First encounter with outsider. The then Dutch Indies Colonial Government made a contact with Punan tribe and organized them to settle in permanent villages outside the forest. It helped the government to monitor and control the tribe. The Punan gradually shift their lifestyle and identity as a nomad.
Indonesian government conducted resettlement program to indigenous communities who still lived in the forest. The indigenous people gradually stay in a permanent settlement. They no longer stay inside the interior forest and have no rights to manage their customary forest.
Punan Adiu and LP3M started to collaborate and aware about their rights as indigenous community
Punan Adiu join to a seminar on the impact of large scale oil palm plantation to shifting cultivation communities in East Kalimantan.

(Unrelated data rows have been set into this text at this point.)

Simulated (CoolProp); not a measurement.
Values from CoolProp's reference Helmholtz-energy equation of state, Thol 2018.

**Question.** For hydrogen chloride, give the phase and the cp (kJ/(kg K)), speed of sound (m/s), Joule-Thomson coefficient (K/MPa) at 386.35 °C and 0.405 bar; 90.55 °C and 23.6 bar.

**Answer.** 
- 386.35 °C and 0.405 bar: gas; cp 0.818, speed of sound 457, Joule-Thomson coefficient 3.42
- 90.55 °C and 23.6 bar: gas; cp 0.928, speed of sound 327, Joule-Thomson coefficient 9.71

This seminar raised communities awareness of the importance of protecting natural forest for community livelihood and reject large scale oil palm plantations in the area. Indigenous communities in Northern Kalimantan (Bulungan, Nunukan and Tana Tidung) involved in this seminar.
April 2012 – June 2014
With support from LP3M and other partners, Punan Adiu Community conducted participative mapping to protect their customary forest. They involved representatives of neighbor communities in the process.
The mapping required several times of field work, rechecking data and confirmation from surrounding communities to maintain the accuracy and credibility of the map and all documents.
District Regulation (Perda) on recognition and protection of customary communities was issued by Malinau House of Representative (DPRD Malinau).
16 May 2013
A ruling by Indonesia Constitutional Court (MK35/PUU-X/2012) allows for the re-categorisation of customary forest (hutan adat) from ‘state forest’ (hutan negara) to ‘forest subject to rights’ (hutan hak) as described in Article 6 of the 1999 Forestry Law.
Categorisation as ‘forest subject to rights’ (hutan hak) involves a recognition of community rights to land and resources, although forest areas remain under the jurisdiction of the Ministry of Forestry, and the assignment of rights must be renewed every 20 years.
19 November 2014
Malinau Distric Head (Bupati Malinau) issued a regulation on the Malinau District’s Management Agency for Customary Communities Affair.
September – October 2015
Punan Adiu Community created a Village Regulation on Customary Forest Management (Peraturan Desa No. 07/2015).
This regulation regulates how the community protect and manage their customary area.
Punan Adiu was selected as one of villages for Indonesia REDD+ project. With support from national and international partners, Punan Adiu community prepare to enter global carbon trading. The community hope that the trading will be one of their financial source to fund their conservation agenda and community empowerment.
2015 – 2017
Punan Adiu submit a document for recognition and protection of customary community and their forest to Malinau District Government. The process took two years before the District Head (Bupati) signed the decree.
8 May 2017
Malinau District Head (Bupati) signed a Bupati Decree on recognition and protection of Punan Long Adiu Customary Community
hectares of Punan Adiu Customary Area are protected by this decree. With this legal standing, the community has rights to protect and manage their customary territory.
21 June 2018
Punan Adiu Community submitted a document for National Recognition and Protection of Punan Adiu Customary Community to Indonesian Minister of Environment and Forestry in Jakarta.
This application is addressed to President of Republic Indonesia as the National Leader who will signed the National Recognition and Protection.
As of this written (2020), the process is still on going.
What Punan Adiu has achieved in long run is a representation of how civil society could persistently leverage their strength to challenge power dynamic and influence its equilibrium. The process takes time, but the result will eventually be transformative.
Land reform by leverage
“ A land reform by leverage, on the other hand, takes time. This is a reform by which peasants, in organizations they have formed and manage, bargain with overlords or government from strength they have already achieved. … Only through reforms by leverage does the peasant acquire, in the long run, an equitable distribution of welfare and adequate political representation.
– (Powelson, John P and Richard Stock. The peasant betrayed: agriculture and land reform in the third world. Cato Institute. Washington, D.C. 1987).